Just as we were in the final stages of RM approval, I brought up some of these points and circulated a draft (never completed) white paper that said, among other things, that "service" should never be used without a modifier, and the modifiers I concentrated on were business service and SOA service.  One of the reasons we split capability and access in the RM was because it was (and maybe still is) too prevalent for folks who had no idea how to address a Blat problem to say there would create a Blat service and the problem would be solved.  Part of our teaching mantra since then has been "No solution without SOA probably means no solution with SOA."

The discussion at the time of the white paper linked the capability with the business function and the the idea of SOA service was a means to better deliver that business functionality.  Again, SOA is not magic if there was no functionality.  However, the RM notes that it is not an imperative to rigidly maintain the separation between capability and access, i.e. one could talk about the service providing the function as long as one kept in mind that there had to be a real idea of a solution and not just what was essentially access to magic.

As I believe you note, this take on the RM definitions is both consistent with the RM and more tightly binds it to the business.  I regret this didn't come up earlier in the RM development and more of it make it into the Standard.

However, Jeff noted during our discussion about 6 months ago that the RM definition is better than an 80-20 solution and our attempted rewording 6 months ago didn't increase that ratio but rather just slightly shifted what fit into the 80 side.

My suggestion is our words in the RA should, where possible, emphasize these interpretations of the RM words.  I believe service description explicitly including functionality and RWE is a step in this direction and is one reason we've had a good response to the service description.  Making such connections will tie our efforts to the substance of interest to our perspective audience.

Ken 
---------------------------------------------------------------------------
Dr. Kenneth Laskey
MITRE Corporation, M/S H305              phone: 703-983-7934
7515 Colshire Drive                             fax: 703-983-1379
McLean VA 22102-7508
________________________________________
From: mpoulin@usa.com [mpoulin@usa.com]
Sent: Sunday, October 24, 2010 6:55 AM
To: soa-rm@lists.oasis-open.org
Subject: [soa-rm] A concern about the 'service' definition

Gentlemen,

Reading Frank's proposal and DODAF exercise on the service definition, I've caught myself on the mismatch between what we understand as SOA Service today and what was written in RM.

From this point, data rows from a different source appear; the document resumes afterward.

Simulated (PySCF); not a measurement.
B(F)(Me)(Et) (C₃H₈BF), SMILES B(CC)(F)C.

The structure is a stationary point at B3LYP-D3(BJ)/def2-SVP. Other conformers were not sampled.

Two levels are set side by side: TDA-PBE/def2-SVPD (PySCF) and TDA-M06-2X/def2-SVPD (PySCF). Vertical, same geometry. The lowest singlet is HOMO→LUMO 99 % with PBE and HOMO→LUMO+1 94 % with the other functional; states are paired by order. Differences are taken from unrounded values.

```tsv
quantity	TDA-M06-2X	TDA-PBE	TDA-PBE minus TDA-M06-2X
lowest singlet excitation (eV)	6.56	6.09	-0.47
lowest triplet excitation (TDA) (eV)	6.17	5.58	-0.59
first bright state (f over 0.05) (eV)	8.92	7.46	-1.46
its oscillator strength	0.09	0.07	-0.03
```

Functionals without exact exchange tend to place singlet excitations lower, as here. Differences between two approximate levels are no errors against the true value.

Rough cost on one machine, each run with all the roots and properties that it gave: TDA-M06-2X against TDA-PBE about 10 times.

For the last couple of years, I identify service via its business functionality and RWE. I believe. Ken would support me in this (we discussed this a few years ago). Thus, a service (this is not an attempt to set new definition butrather the meaning of the entity) is something that Offers and Provides certain business functionality ('business' in this context may be anything -from a calculation of credit risk to washing clothes), and Delivers RWE (to theWorld).

In contrast,  RM defines a service as:
"A service is a mechanism to enable access to a set of one or more capabilities, where the access is provided using a prescribed interface..."
That is, "a mechanism to enable access to" perfectly fits with the definition of an interface; this is why many claim that Web Service technology and WS WSDL are services.

So, the problem is: "a mechanism to enable access to" does not properly reflect characteristics of the service such as business functionality and RWE.


Now, let me ask two questions:
1) if Service=Interface, how anybody can guarantee that particular business functionality is present and available? An interface may lead to anything and this anything may be simply invisible through the interface...
2) does any interface deliver any RWE?


Here is a set of example questions:
a) does a car door provide any car's functionality and move the passenger from A to B?
B) does a door and even receptionist on the laundry shop defines the what the laundry does?
C) if an interface accepts arbitrary commands (while the semantics of the commands is managed separately), can such an interface tell us anything about the business functionality to be triggered by particular command?(Actually, this Command-model is what I usually use with the Web Services)


IMO (shared by many SOA experts), SOA Service is the combination of operations performed manually and/or automatically that together offer and provide certain business functionality and deliver RWE. To provide certain business functionality and deliver RWE, the service utilises certain capabilities. The RWE is delivered to the World, not necessary to the requester. The service may have as many prescribed interfaces as needed for its different consumer audiences and interaction channels. This understanding of the service positions the SOA Service right in between Business and Technology and opens the door into the Business Service-Oriented world.

Sorry for so many words. I am afraid this problem with service definition is quite serious.